Pick Your Distributed Poison
104 points
12 days ago
| 7 comments
| hazelweakly.me
| HN
rubiquity
8 days ago
[-]
I don’t agree with much in this writing other than that eventual consistency is a bad choice. Distributed systems are hard but in 2024 there are enough known patterns and techniques to make them less icky. Systems built on total ordering are much more tractable than weaker protocols. Mahesh Balakrishnan’s recent paper[0] on the Shared Log abstraction is a great recipe, for example.

As an aside, I’ve never enjoyed the defeatist culture that permeated operations and distributed systems pop culture, which this post seems to re-enforce.

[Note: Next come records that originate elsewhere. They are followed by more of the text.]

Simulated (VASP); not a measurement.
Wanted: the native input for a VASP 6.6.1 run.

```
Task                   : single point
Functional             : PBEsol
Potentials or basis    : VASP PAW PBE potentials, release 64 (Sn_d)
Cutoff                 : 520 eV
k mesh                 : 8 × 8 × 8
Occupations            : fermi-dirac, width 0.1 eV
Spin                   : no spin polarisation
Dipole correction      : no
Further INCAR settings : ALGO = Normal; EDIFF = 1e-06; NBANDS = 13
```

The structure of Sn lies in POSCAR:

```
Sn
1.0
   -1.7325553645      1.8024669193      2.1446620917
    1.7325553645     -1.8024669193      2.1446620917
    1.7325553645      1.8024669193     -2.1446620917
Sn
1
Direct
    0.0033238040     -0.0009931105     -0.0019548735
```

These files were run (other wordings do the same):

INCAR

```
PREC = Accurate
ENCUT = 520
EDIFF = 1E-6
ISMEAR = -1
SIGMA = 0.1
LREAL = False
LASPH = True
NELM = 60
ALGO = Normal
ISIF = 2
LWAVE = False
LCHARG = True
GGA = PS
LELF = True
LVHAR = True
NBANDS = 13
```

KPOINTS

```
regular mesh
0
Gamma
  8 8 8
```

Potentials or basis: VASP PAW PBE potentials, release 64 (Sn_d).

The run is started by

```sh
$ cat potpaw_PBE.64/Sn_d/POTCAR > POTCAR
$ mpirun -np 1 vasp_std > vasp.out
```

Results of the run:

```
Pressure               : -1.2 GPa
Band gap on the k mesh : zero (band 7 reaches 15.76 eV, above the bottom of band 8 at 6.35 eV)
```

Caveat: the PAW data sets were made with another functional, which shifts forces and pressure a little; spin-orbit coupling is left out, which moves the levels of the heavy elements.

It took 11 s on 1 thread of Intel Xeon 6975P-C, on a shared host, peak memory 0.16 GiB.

0 - https://maheshba.bitbucket.io/papers/osr2024.pdf

reply
from-nibly
8 days ago
[-]
I think the defeatism comes from practicality. I'm at a 30 person IT org trying to do distributed systems and eventual consistency. Dont take on complexity unless you have to. And eventual consistency requires a LOT of scale before it becomes a have too.
reply
delusional
8 days ago
[-]
I dont think it's necessarily a question of scale. Where I work, we have a lost of strategic partnerships, and all those partners have their own it systems with their own master data. It's intractable to enforce strong consistency between all of these disparate systems that don't speak to one another, and you expressly dont want to take the whole substrate offline when a single parter has a network issue. The best you can do is really eventual consistency.
reply
from-nibly
8 days ago
[-]
I guess im talking about internal eventual consistency. Im not arguing against using amother system outside your own single instance database.
reply
ffsm8
8 days ago
[-]
> I don’t agree with much in this writing other than that eventual consistency is a bad choice

Does it really matter wherever is bad or not? As far as I know, every database that scales beyond a single node (for performance) is eventually consistent. Otherwise you've gotta wait for a sync between nodes before a response can be given, which would effectively force your cluster to have worse performance then running on single node again.

reply
jashmatthews
8 days ago
[-]
There are a bunch that offer strong consistency e.g. Cloud Spanner and DynamoDB.
reply
mping
8 days ago
[-]
Don't forget FoundationDB
reply
sriram_malhar
8 days ago
[-]
> As far as I know, every database that scales beyond a single node (for performance) is eventually consistent

That's SO not true. Spanner, Amazon's S3 are some of the biggest databases on the planet, and they are strongly consistent.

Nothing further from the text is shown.